The measurement of intelligence
Chapter 25
NATURE OF THE STANFORD REVISION AND EXTENSION
Although the Binet scale quickly demonstrated its value as an instrument for the classification of mentally-retarded and otherwise exceptional children, it had, nevertheless, several imperfections which greatly limited its usefulness. There was a dearth of tests at the higher mental levels, the procedure was so inadequately defined that needless disagreement came about in the interpretation of data, and so many of the tests were misplaced as to make the results of an examination more or less misleading, particularly in the case of very young subjects and those near the adult level. It was for the purpose of correcting these and certain other faults that the Stanford investigation was planned.[15]

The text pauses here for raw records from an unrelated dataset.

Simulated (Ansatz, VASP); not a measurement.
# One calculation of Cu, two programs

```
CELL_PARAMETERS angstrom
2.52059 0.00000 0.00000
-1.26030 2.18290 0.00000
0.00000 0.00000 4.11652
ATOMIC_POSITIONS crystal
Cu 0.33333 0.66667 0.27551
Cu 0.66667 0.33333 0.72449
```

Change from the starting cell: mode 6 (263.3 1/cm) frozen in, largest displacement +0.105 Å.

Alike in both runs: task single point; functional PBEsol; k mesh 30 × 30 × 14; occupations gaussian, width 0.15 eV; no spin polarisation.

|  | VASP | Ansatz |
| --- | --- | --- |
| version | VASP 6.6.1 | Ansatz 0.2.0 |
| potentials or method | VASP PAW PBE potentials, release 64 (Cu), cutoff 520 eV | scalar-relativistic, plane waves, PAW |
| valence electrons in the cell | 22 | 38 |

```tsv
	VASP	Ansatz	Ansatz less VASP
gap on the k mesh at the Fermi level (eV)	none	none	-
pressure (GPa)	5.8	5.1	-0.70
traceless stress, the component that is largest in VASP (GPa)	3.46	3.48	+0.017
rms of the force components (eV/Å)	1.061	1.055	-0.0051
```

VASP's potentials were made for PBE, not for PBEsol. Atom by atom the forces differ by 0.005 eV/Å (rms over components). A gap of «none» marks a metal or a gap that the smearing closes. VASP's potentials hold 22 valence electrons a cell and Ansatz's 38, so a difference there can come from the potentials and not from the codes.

[15] The writer wishes to acknowledge his very great indebtedness to Miss Grace Lyman, Dr. George Ordahl, Dr. Louise Ellison Ordahl, Miss Neva Galbreath, Mr. Wilford Talbert, Dr. J. Harold Williams, Mr. Herbert E. Knollin, and Miss Irene Cuneo for their coöperation in making the tests on which the Stanford revision is chiefly based. Without their loyal assistance the investigation could not have been carried through.
Grateful acknowledgment is also made to the many public school teachers and principals for their generous and invaluable coöperation in furnishing subjects for the tests, and in supplying, sometimes at considerable cost of labor, the supplementary information which was called for regarding the pupils tested. Their contribution was made in the interest of educational science, and without expectation of personal benefits of any kind. Their professional spirit cannot be too highly commended.
SOURCES OF DATA. Our revision is the result of several years of work, and involved the examination of approximately 2300 subjects, including 1700 normal children, 200 defective and superior children, and more than 400 adults.
Tests of 400 of the 1700 normal children had been made by Childs and Terman in 1910-11, and of 300 children by Trost, Waddle, and Terman in 1911-12. For various reasons, however, the results of these tests did not furnish satisfactory data for a thoroughgoing revision of the scale. Accordingly a new investigation was undertaken, somewhat more extensive than the others, and more carefully planned. Its main features may be described as follows:--
1. The first step was to assemble as nearly as possible all the results which had been secured for each test of the scale by all the workers of all countries. The result was a large sheet of tabulated data for each individual test, including percentages passing the test at various ages, conditions under which the results were secured, method of procedure, etc. After a comparative study of these data, and in the light of results we had ourselves secured, a provisional arrangement of the tests was prepared for try-out.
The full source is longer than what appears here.